Add the access token to HTTP headers to access the dataset
In order to demonstrate that the access token is required to access the dataset we will reproduce the error you saw in the browser using the command line function wget
.
From the command line in your student VM, use the wget
command with the canonical-link you copied from the WIS2 Notification Message.
wget http://example.wis2.training/data/2025-07-29/wis/urn:wmo:md:int-wmo-example:aviation-metar/A_SAKO31RKSL290000_C_RKSL_20250729000055.txt
You should see that the HTTP request returns with 401 Unauthorized and the data is not downloaded.
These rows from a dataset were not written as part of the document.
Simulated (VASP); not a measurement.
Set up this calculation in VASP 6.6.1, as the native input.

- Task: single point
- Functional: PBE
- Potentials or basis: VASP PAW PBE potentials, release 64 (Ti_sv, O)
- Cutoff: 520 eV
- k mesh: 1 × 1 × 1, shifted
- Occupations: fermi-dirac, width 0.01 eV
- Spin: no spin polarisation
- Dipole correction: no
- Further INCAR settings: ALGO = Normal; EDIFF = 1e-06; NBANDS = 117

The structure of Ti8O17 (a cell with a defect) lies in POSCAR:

Now add the access token to the HTTP headers to access the dataset.
wget --header="Authorization: Bearer S3cr3tT0k3n" <canonical-link>
Now the data should be downloaded successfully.
Remove the access token from the dataset
To remove the access token from the dataset, log in to the wis2box-management container,
cd ~/wis2box
python3 wis2box-ctl.py login
And use the command wis2box auth remove-token
to remove the access token from the dataset, using the flag --metadata-id
to specify the metadata-identifier of the dataset and the access token as an argument:
wis2box auth remove-token --metadata-id urn:wmo:md:my-centre-id:aviation-metar S3cr3tT0k3n
Make sure to replace urn:wmo:md:my-centre-id:aviation-metar
with the metadata-identifier of your dataset.
Logout of the wis2box-management container:
exit
And verify that the access token has been removed by trying to download the data again using wget
with the access token in the HTTP headers, or by trying to access the data in your web browser.
Access control is optional, for recommended datasets only
WIS2 specifies that recommended datasets may have access controls applied to the data. It is not mandatory to add access control to a recommended dataset and you may rely on the license URL only to inform data consumers about the conditions of use of the data. If do you apply access control you are responsible to share the access token to any data consumers that need to access this data.
If you apply wis2box auth add-token
to a dataset with WMO Data Policy 'core', the Global Caches will report an error to the Global Monitoring as they can not download the data and your dataset will be considered to be non-compliant with the WIS2 Technical Regulations.
Conclusion
Congratulations!
In this practical session, you learned how to:
- create a new dataset with data policy 'recommended'
- add a custom license file to your wis2box instance
- add an access token to the dataset
- validate the dataset can not be accessed without the access token
- add the access token to HTTP headers to access the dataset